Re: some ideas for multithreading support

SourceForge Headquarters 1320 Columbia Street Suite 310 San Diego, CA 92101 +1 (858) 422-6466

Joe...@t-... writes:

 > Regarding concurrent hash-tables, I'd relax the requirements about iteration:
 > - Iteration must terminate.
 > - The set of keys need not match the serializable database isolation level.
 > - It's OK for some keys to be missing from the enumeration! That's the price
 >   an application pays for going through a table without adequate outer locking.
 > - No key shall be presented twice(?) (except if it's removed + re-added meanwhile)
 > - Iteration must not crash.
 > 
 > IOW, it's OK during iteration to present keys that have been removed
 > concurrently. There's no need to implement snapshots. But the data
 > structures should never be seen in such an inconsistent state that the
 > iteration loops infinitely or crashes.

I think that if you have a thread that keeps adding new keys,
it's ok for the iteration to never terminate.
I don't think it's ok to miss keys that were present at the
beginning of the iteration and never removed.
Nor do I think it's ok to present the same key twice in any case.
I do agree that the iteration should not crash.

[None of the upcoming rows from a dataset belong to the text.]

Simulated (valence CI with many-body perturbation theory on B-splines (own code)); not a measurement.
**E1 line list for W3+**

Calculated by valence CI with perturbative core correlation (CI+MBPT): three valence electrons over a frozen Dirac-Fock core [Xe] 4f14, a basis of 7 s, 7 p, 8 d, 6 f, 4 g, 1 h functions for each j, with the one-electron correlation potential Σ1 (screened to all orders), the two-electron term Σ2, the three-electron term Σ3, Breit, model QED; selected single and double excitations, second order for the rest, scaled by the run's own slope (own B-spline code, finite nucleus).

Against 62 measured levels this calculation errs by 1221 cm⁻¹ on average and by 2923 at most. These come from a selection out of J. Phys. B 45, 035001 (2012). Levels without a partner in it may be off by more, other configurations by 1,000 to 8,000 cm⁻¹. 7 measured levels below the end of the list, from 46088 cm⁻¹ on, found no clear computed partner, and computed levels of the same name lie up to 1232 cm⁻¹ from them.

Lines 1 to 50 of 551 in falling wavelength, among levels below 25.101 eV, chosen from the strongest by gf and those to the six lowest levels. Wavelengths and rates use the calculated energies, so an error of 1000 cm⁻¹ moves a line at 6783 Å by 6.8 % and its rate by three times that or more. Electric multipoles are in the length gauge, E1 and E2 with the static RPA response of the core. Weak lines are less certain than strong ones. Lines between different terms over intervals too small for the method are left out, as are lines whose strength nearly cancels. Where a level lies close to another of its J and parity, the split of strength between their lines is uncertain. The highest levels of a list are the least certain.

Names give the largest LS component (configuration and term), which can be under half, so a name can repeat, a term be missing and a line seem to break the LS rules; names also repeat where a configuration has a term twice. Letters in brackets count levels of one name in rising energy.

Here's what I wrote before:

  For instance, I hope hash table iteration could be described in 
  terms of all of the keys in the table at the beginning plus all 
  those added during the iteration being ordered somehow, and the 
  iteration visiting them in that order (along with the associated
  values at the time the key is visited), but skipping those that 
  were not in the table (either cause they were deleted earlier 
  or not yet added) at the time the iteration reaches their position.  

I hope the informal specification above is clear.

  (BTW, I think that the statement: 
   the iteration visits once every key that was in the table at the 
   beginning of the iteration but never deleted during the iteration, 
   never visits any key that was not in the table at the beginning 
   and not added during the iteration, and visits either once or zero
   times those that were added or deleted during the iteration
   is implied by that but fails to guarantee some desired ordering 
   properties guaranteed by the more operational description.)

To be a bit more explicit, here's an example.
I think I'm asking for something that every programmer will expect.

Suppose an iteration over a table starts in a state with the table
empty, and another thread performs the following operations in the
following order:
 operation     resulting state
 add A => 1    (A=>1)
 add B => 2    (A=>1,B=>2)
 remove A      (B=>2)
 add A => 3    (B=>2,A=>3)  
 remove B      (A=>3)
 add B => 4    (A=>3,B=>4)
and now the iteration returns.  
Suppose the iteration simply collects and returns a list of all the
keys and values in the order visited.
The following results from the iteration are allowable:
 NIL - the iteration could have finished before the first add
 all of the resulting states listed above are allowed when 
   interpreted as iterations results, since the entire iteration
   could have been performed in that state
 (A=>1,B=>4), even though the table was never in such a state,
   because it could visit A right after A was added and B just
   before the end)
 (B=>4) is allowed because A might have been visited during the
   time it was not present, and then B visited at the end.

However (B=>4,A=>1) is NOT allowed, because after B became
related to 4, A was never related to 1.

Note that my model does require that the table can be viewed
as having gone through a sequence of states corresponding to
the operations having been performed in some order.
So if the first two adds had been done by two different threads,
we might have a choice of the order in which they were done.
But this choice could be limited by other evidence, such as
reads that determine what's in the table at different ordered
points in time.

The specification above also rules out clearly ridiculous
outcomes such as (C=>4) or (A=>9).